Third option is necessary

Nov. 28, 2007
Brantford Expositor

The people living in the Grand River territory need to be informed of a perspective other than those vitriol-driven voices now outshouting others. Part of that perspective includes legal information, much of which is challenging to the public. I hope to present some information in a manner that is accessible to the general population.

As a longtime resident and former political advisor to the elected Chief Dave General, many have asked me about Six Nations' outstanding land claims. In particular, people want to know how long before a solution will be reached. Since the start of the situation in Douglas Creek, I have repeated my same observation. There will not be a quick solution. Having observed the federal land claims process, I know it will take considerable time before a resolution is achieved. It will be months, if not years, before anything is accomplished. A viable resolution will not be attained in a few weeks.

To illustrate the slow pace of land claims, I was a high school student when I decided to become a barrister and solicitor, not so I could become a Bay Street lawyer, but so that I could lend my abilities to finding a resolution to the myriad of Six Nations' claims. During the many years since, I graduated from high school, university, law school and then received my call to the bar. In the interim, little, if any, progress has been seen. Moreover, I wanted to find a resolution through peaceful means before a violent confrontation erupted. I knew, as did many others, that the clock was ticking. Delay and indifference only heightened the potential for a crisis to erupt. It was always my concern that those who make peaceful solutions impossible make violent conflicts inevitable.

For a while, I was fortunate to be the right person at the right time. Working with the elected Chief General, Six Nations had the opportunity to have the claims fast-tracked through a third option. Aboriginal claims are typically pursued by either litigation or through the federal claims process. Neither provides a timely option. Rather than litigation or the land claims process, an "exploration process" would be established to examine Six Nations' 28 claims.

The benefits of the exploration process would have been numerous. Most importantly, it would avoid the costly and time-consuming litigation process and bypass the bottle-neck of the federal land claims process. Proposed areas of resolution, such as those discussed would have been two years further along towards ratification. And the difficulties that have ensued since the start of the standoff would have been avoided.

In order to resolve all 28 of the outstanding claims, a new alternative like the exploration process will be required. Court decisions alone will not determine these disputes. A recent B.C. Supreme Court decision illustrates this point precisely.

In a decision, issued Nov. 21, Mr. Justice David Vickers issued an unusual verdict. In a 473-page decision, Vickers provided a non-binding opinion and directed all parties to return to the negotiating table. The court determined that Chief Roger William and the Xeni Gwet'in people succeeded in establishing their aboriginal title to a significant portion of their traditional territory. The Xeni Gwet'in, part of the larger Tsilhqot'in people, claimed control of the Nemiah Valley.

After a 17-year legal struggle, which included a trial lasting 339 days (with legal costs estimated at $11 million to defend and a further $18 million to prosecute), no final resolution was achieved. In addition, Vickers discouraged all sides from returning to the courts for a resolution.

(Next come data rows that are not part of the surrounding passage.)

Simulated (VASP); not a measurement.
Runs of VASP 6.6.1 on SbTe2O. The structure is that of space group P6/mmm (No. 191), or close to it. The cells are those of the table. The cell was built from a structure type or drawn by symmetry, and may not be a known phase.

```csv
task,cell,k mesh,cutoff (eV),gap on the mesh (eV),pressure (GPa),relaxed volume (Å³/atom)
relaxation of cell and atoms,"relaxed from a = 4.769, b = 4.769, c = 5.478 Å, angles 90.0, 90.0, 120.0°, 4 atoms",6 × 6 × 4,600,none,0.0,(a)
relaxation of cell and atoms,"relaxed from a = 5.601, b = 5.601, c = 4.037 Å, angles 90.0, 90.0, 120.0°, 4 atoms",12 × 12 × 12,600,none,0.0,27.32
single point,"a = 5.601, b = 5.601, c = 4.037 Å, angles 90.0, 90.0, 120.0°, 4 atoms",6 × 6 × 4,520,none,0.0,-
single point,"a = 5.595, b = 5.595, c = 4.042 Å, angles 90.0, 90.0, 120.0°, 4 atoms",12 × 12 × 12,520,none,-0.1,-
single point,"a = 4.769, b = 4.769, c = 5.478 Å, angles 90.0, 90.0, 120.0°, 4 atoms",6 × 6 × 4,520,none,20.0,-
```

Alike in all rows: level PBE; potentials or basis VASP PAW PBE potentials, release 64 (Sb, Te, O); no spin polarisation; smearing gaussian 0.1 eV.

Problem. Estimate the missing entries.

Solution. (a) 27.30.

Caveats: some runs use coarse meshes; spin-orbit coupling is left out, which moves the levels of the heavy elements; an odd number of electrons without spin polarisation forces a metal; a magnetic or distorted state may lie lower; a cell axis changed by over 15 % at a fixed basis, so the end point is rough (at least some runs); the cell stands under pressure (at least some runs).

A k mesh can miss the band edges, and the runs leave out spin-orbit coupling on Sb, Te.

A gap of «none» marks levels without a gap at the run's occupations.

If Six Nations were to continue to pursue the claims in court, an Ontario court would likely issue a similar decision. Clearly, that route is worth neither the time nor the money, particularly if the judge throws the whole question back to the negotiators.

My support for the proposed exploration process ultimately cost me my salary from the elected council. I could not, in all good conscience, provide my unconditional support for the protest when a better alternative was available. While the loss of a paycheque was a sacrifice, it was a small personal cost. Personally, I would have rather lost my job since the only other option was sacrificing my integrity. In the interests of fairness and accuracy, I must emphasize that it was not elected Chief General who forced me to make that choice.

My advocacy at the Ontario Superior Court in Cayuga and, subsequently, at the Ontario Court of Appeal has enabled the negotiation tables to continue. Lawyers will still be required. But our advocacy skills will primarily be utilized at the negotiation tables, not necessarily in the courtrooms. Ultimately, the various parties around the negotiating table have followed the same framework as proposed by the exploration process. Unfortunately, the final price will now be at a considerably higher cost, whenever that settlement may occur.